Data Quality Dimensions and Business Intelligence

Posted by natasha on November 11, 2015 Data Analytics, Data Governance

It Takes More Than Just Data to Run a Business

To be successful at running a business you need to use data to make important decisions. You go through a continual process of collecting, updating, and creating data in order to have the insights that help you grow and succeed. The quality of the data your company uses is essential to the reliability of your business analytics and business intelligence.

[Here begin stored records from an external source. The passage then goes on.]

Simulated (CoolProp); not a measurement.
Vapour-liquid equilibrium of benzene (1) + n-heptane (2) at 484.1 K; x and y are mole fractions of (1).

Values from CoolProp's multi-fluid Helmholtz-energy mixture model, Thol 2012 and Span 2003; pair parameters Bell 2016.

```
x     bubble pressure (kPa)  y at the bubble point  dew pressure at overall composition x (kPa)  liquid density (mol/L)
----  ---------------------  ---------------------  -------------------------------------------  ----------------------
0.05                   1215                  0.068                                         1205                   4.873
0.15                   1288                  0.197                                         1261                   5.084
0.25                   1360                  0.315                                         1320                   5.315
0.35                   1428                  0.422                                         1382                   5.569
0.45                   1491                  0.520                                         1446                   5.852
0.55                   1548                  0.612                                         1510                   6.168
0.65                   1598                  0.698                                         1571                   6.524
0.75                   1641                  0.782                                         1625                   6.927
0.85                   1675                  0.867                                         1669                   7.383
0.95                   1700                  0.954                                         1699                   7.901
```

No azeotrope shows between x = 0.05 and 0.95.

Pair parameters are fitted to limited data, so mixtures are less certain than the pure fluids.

Your business intelligence system should allow the decision makers to gain better insight into the business in order to make reliable decisions faster and better. While your business intelligence system should make it easier to analyze your data, simply having data is not enough to make those important decisions. The quality of the data is just as, if not more, important than the data itself.

Data is Never 100% Clean

Data quality problems can arise from a number of sources, such as a database consolidation or human error. If your data is unreliable you may need to consider a data cleaning or data scrubbing process. This may involve identifying incomplete, incorrect, inaccurate, irrelevant data and replacing, modifying or deleting this data.

The goal of data cleaning is to improve the quality of data to make it fit for use. Your data will never be 100% clean. But if the data doesn’t mean what you think it does, you may need to use a data cleaning process.

The Six Data Quality Dimensions

Understanding the key data quality dimensions will help assess your data as well as determine the scope of your data quality root causes and if you need to go through data cleaning.

According to SmartBridge the six dimensions of data quality are:

Completeness

Are critical data values missing? A database with missing data values is not unusual, but when the information missing is critical, then completeness is an issue. If a customer’s first name and last name are mandatory but the job title is optional, a record can be considered complete even if a job title is not available.

Is your data missing values?

Is your data missing values?

Conformity

Is the data following standard data definitions? For example, are dates in a standard format? Maintaining conformity to standard formats are important to maintaining consistent structure and nomenclature for sharing and internal data management.

Accuracy

Is the data accurate to the “real-world” values expected? Incorrect spellings, misplaced decimals, untimely or out of date data can lead to inaccurate analysis. If the sales from a customer are not the true sales or the email address of a contact is misspelled, the data is not accurate.

Are your data values correct?

Are your data values correct?

Timeliness

Is the data available when expected and needed? Timeliness depends on the user’s expectations and needs. If tracking information is delayed or a customer’s purchasing information is not updated in real-time then the timeliness could be an issue.

Consistency

Does the data across several systems reflect the same information? If data is reported across multiple systems, it should have the same information. If one database reports a customer’s account as active, while another reports the account as closed, the data set is not consistent.

Integrity

Is the data valid across the relationships and can all the data in a database be traced and connected? For example, in a customer database there should be a valid customer/sales relationship. If there are sales data without a customer then that data is not valid and is an orphaned record. The inability to link related records may introduce duplication across your systems.